Colonial America labour was scarce, raising wages. Nobody wanted to work for someone else. No firm class lines. Individualism reigned. Craftsmen, not labourers. No need for unions.

Beginning 1800's wholesale trade appeared. Transportation advances, competition from buyers to craftsmen. Labour is easier to control, so cheap labour, sweat shops began being used. No labour laws. First union was shoemakers, tailors and printers; craft organisations for skilled workers only, and closed shop, too.

Secretly met to agree on wages and solidarity ruled. Employers feeling threatened turned to the courts. Claimed that unions were illegal combinations of restraint of trade; the conspiracy doctrine. Homeboy judges agreed. 1806 Philadelphia Cordwainers case. Judge rules that the unions attempt to raise wages was a criminal conspiracy; that if two or more conspired to do something jointly the public interest was endangered.
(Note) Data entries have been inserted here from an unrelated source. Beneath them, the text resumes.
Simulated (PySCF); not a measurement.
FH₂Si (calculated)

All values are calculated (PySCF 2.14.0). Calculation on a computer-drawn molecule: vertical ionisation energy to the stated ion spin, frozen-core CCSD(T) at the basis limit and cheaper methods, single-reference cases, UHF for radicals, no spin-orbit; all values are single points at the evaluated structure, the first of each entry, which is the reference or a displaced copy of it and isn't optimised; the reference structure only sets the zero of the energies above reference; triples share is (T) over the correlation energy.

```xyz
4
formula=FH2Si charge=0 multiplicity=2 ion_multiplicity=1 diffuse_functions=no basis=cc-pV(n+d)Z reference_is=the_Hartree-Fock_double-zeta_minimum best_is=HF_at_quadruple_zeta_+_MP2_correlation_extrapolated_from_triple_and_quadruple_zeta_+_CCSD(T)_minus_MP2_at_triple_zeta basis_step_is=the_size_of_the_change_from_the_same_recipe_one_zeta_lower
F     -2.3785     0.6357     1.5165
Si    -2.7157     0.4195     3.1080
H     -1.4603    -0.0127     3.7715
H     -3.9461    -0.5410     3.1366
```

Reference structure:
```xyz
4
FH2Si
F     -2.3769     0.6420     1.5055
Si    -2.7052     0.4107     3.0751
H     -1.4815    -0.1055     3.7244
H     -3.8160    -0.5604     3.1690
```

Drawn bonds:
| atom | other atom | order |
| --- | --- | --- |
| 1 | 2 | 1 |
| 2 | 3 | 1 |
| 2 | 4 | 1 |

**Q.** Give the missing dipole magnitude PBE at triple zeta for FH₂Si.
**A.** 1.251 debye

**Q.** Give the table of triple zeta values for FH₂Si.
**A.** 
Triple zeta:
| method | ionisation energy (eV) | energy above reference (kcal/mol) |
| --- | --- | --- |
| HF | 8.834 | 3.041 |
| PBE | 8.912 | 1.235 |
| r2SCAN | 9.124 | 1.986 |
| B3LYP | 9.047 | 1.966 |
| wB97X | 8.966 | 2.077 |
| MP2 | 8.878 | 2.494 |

The Depression of 1819 hurt unions, forcing wages downward. Established a 100 year policy of boom times, unions strong. Poor times, employers welcomed strikes. National Labour Relations Act of 1935 slowed this pattern down some; but still some remains. Why?

When prosperity returned in 1822, union strength rose. New England textile mills. Mechanics Union of trade Associations formed in 1827. Different crafts into one body. Father of AFL-CIO, really.

Commonwealth vs. Hunt in 1842 slowed down employer blacklists. Said union activity was not a conspiracy. Not a lot of effect, since depression again. Depression, declining skill requirements, surplus of labour and no protective legislation made factory life rough in the 1840's. 1850's boom times, unions grew again. Mostly narrow craft organisations. National Typographical Union 1852 was attempt to put all craft workers into one group.

Civil War to 1886

Civil war was good for unions; mass industrialisation was the rage. Folk like John D. Rockefeller in oil, Andrew Carnegie in steel and Jay Gould in railroads did much to make mass production the norm. No more local costs and pricing, but national. Competition shifted.

1870-1900 unions grew from 24 to 120. But union leaders and rank/file not close; union reform failing. Much violence; radicals and anarchists. Haymarket square May 4, 1886 from Harvester (International) strike 11 dead and 100 injured. Bomb thrown into crowd. Much of America thought unions were bad.

Knights of Labour 1869 formed by nine tailors in Philly. Example of struggle between collective bargaining and reform. Envisioned one big union for all workers; skilled and unskilled. Formed local assemblies, then district assemblies and the general assembly as the national organisation (1878). Rapid growth. Wanted 8 hour day; worker coops, equal pay for the sexes and abolition of child and convict labour. 1884-5 successful strikes against Gould's Wabash railroad; he forced to capitulate to union demands. From 100,000 to 700,000 in one year.

Fell quickly; lost to Gould's Southwest Railroad in 1886. Leaders would not be solidarity in support to strikes. Retreated into idealism, and did not realise power of skilled workers. Organisation too bulky. Plus, the American Federation of Labour (AFL) formed. AFL skilled only, and convinced that Knights were hurting skilled. Knights by 1893 75,000.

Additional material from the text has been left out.